Sunday, June 24, 2007

To Boot

From the Word Dectective:

“To boot, perchance to glean.

Dear Word Detective: For as long as I can remember, using the two word phrase "to boot" has meant "something additional," e.g., "He'll not only laugh at you, he'll throw you out to boot!" Where does "to boot" come from? -- Stephen Murphy, via the internet.

Good question. "To boot" is one of those phrases we use constantly (I do, anyway) but rarely think about. And we're certainly living in a "to boot" culture. Rent a car and they throw in airline tickets to boot. Buy home siding and they give you a television to boot. File a tax return and they give you a free ride to the cleaners to boot. That last one may not count, but you know what I mean.
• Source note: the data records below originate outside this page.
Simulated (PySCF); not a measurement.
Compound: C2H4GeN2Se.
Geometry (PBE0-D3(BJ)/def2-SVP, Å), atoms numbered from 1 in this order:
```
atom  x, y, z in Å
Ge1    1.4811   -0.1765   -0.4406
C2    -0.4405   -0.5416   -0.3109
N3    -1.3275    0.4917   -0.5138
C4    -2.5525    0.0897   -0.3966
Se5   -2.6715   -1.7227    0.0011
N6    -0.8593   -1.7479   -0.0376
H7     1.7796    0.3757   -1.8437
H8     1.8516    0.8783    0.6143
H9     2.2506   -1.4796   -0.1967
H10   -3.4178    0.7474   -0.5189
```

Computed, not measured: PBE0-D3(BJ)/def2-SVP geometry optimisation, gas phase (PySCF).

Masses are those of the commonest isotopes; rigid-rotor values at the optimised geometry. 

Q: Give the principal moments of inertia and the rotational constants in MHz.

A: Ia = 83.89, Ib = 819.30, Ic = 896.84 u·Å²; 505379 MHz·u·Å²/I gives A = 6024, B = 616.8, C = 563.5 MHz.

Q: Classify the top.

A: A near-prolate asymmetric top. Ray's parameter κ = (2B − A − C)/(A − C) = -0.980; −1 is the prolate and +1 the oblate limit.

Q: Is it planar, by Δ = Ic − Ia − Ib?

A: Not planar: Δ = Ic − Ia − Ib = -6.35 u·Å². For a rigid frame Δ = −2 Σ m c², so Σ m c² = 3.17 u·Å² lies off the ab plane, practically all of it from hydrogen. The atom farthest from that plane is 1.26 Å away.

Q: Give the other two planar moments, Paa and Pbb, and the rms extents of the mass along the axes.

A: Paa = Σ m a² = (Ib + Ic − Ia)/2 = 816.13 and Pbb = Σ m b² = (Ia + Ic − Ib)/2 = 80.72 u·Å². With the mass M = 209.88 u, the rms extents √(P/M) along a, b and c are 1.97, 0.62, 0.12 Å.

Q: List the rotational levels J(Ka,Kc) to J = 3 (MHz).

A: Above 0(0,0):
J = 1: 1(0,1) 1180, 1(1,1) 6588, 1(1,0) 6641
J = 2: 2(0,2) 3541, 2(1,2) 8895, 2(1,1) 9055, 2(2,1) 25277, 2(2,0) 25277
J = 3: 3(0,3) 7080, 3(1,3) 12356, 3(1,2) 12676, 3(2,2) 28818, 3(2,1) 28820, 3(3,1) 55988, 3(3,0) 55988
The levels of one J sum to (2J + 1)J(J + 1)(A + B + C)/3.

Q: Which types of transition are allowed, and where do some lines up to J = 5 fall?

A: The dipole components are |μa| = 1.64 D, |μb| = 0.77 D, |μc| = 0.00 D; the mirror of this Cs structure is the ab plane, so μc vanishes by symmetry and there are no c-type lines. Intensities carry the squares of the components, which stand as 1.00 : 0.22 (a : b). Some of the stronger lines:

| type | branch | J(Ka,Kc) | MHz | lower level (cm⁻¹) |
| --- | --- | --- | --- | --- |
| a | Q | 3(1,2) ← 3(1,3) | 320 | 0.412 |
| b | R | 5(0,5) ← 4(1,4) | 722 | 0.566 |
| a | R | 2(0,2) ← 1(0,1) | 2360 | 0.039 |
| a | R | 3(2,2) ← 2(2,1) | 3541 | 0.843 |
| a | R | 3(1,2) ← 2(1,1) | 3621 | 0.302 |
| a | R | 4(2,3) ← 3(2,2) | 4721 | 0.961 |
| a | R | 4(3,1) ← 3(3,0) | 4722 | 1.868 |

One might assume that "to boot" must have something to do with our normal, pedestrian sort of boot. One would, however, be wrong. The boot you wear on your foot (one of a pair, under optimal conditions) comes from the Old French "bote." The verb "to boot" also comes from this footwear sense, meaning "to kick" or "to kick out." The use of "to boot" meaning "to start the process by which a computer gets itself up and running" harks back to the phrase "to pick oneself up by one's bootstraps," meaning to be self-sufficient and enterprising.

"To boot" meaning "in addition" comes, however, from an entirely different source. The Old English "bot" meant "advantage or good," and came in turn from the root Germanic "bat," meaning "good or useful," which was also the source of our modern "better" and "best." This sense of "boot" as "something good" led to its use, at various points, to mean "a remedy," "a mending" "compensation for wrongs," and even "expiation of sins." There was even a right of "boot," meaning the custom of permitting a tenant to repair his house with lumber from his landlord's forest. And "to do boot" was to do a good deed or render a favor to someone.

Of all these senses, however, only our modern sense of "to boot" as meaning "in addition," which first appeared way back around A.D. 1000, still survives in common usage today.”


http://www.word-detective.com/091400.html

Thanks, Debbie. Now I can sleep at night. I was stuck because my trivia goddess is out of town. Who to ask? Where to check?